Snippets 204. The following quote is from the May 1904 issue of Talking Machine News:
Edward Lloyd, the famous tenor, though he retired from the concert platform in December, 1900, not through failure of voice, or through ill health, but because, as we suppose, he thought he was entitled to rest, has made some records for the Gramophone Company. It happened one day that, quite by accident, he heard the gramophone reproduce the voice of a well-known singer, and was so charmed with the result that he immediately expressed himself desirous of hearing his own voice. Upon hearing his own records he wrote: “I had no idea the gramophone was such a scientific and musical instrument, nor that such strides had been made in the science of voice reproduction. I had hitherto refused to have a record made of my voice, believing the result would be inartistic. I am, however, absolutely satisfied ith the records, and am content that future generations shall judge my voice by the gramophone.”
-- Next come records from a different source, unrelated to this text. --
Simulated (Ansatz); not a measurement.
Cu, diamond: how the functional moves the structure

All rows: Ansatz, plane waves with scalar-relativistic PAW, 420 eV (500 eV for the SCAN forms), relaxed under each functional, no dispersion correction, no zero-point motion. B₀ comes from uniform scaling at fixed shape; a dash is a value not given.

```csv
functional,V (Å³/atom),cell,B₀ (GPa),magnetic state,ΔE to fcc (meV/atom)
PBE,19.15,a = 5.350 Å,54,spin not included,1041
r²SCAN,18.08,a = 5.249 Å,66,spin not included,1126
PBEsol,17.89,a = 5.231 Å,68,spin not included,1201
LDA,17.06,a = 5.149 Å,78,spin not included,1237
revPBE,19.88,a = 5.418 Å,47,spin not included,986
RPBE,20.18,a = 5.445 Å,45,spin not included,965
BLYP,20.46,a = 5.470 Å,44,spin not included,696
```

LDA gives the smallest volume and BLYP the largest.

Edward Lloyd was born in 1845, so must surely be a strong contender for the earliest born famous singer to have his voice captured on a gramophone recording. He was recognised as the foremost English tenor of the late 19th Century, and had retired in 1900. As the article above describes, he came out of retirement in 1904 to make the following recordings:
I’ll sing thee songs of Araby (Clay).
Tom Bowling (Dibdin).
The Holy City (Adams).
The Death of Nelson (Braham).
Alice, where art thou? (Asher).
Let me like a soldier fall, Maritana (Wallace).
When all the world is fair (Cowen).
The sea hath its pearls (Cowen).
When other lips, Bohemian Girl (Balfe).
If with all your hearts, Elijah (Mendelssohn).
Lend me your aid, Reine de Saba (Gounod).
The maid of the mill (Clay).
I’m not sure if any of these still survive from 1904, but Lloyd did go on to make further recordings for the Gramophone Company (later HMV) between 1905 and 1911. Recordings can be found on youtube from as early as 1905, but I can find nothing from the original 1904 records. In 1907, Lloyd was chosen to cut the first sod ceremonially for the new Gramophone Company factory site. He came out of retirement to sing at the coronation of George V in 1911. Edward Lloyd died in 1927.
Although he is a strong contender for the earliest born tenor captured on a gramophone recording (and I cannot answer that question one way or the other), Lloyd is certainly not the earliest born musical performer, famous or otherwise. For example, there is a surviving recording of a Brahms performance from 1889. Brahms was born in 1833.